Remaining components on the arm


The blades, swivel, beads and plastic spacer on the arm all work well together. The swivel is where the real magic happens though and when building a spinnerbait, it is extremely important. My dad and I have built our own spinnerbaits for years and in doing so, found quickly that you don’t want to skimp on the swivel.

A cheap, junky swivel will regularly get into a bind and the blade will just kind of flail around on the end of the arm instead of spinning. This happens a lot when fishing around cover. Even with a bad swivel, once you get the blade turning it will typically keep turning. But if you’re using a bad swivel and bump into a stump, rock or even a blade of grass, it’ll knock the blade off course and then you’ll have to pump your rod tip several times to try to get it back going, if you even realize it’s messed up at all.

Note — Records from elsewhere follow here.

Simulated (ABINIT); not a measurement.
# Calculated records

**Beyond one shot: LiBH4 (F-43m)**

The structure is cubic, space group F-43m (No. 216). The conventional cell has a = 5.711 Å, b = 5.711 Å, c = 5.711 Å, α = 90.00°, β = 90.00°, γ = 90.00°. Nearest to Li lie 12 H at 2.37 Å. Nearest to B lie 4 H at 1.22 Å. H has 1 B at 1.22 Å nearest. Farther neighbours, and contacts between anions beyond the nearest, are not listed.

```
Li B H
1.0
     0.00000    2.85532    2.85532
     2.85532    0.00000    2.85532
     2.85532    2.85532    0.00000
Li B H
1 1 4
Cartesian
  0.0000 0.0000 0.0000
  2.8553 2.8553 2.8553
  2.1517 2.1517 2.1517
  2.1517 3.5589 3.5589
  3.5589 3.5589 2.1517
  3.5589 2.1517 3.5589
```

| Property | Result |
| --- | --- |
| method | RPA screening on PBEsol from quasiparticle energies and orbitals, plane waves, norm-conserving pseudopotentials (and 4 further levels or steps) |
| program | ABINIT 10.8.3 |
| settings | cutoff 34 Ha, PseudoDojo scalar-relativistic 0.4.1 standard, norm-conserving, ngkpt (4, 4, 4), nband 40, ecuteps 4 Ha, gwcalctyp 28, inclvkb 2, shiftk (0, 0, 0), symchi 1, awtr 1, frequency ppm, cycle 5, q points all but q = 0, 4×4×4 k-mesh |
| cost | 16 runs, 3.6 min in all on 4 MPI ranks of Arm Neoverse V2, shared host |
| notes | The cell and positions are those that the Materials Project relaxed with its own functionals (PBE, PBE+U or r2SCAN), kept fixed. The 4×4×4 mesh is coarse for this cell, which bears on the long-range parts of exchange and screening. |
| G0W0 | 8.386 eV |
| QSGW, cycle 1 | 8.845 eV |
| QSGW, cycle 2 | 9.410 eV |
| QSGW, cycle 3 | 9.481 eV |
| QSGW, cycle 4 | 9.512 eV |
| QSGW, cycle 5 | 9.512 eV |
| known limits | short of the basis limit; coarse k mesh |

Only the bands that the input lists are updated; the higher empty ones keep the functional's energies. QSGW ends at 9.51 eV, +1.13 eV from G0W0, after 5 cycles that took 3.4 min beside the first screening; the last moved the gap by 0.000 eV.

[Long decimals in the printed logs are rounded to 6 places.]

The more you fish with a spinnerbait, you’ll get to where you can tell by the feel of it if the blades are turning. The swivel is such an important and costly part of building spinnerbaits that it’s the one thing dad and I will recycle when we’re building our own. It the arm breaks on a spinnerbait or it just gets old and of no use, we’ll take a pair of dykes and cut the wire of the arm to free the swivel up from the old spinnerbait and then swap it over to a new one. So kudos to Strike King for not cutting corners there.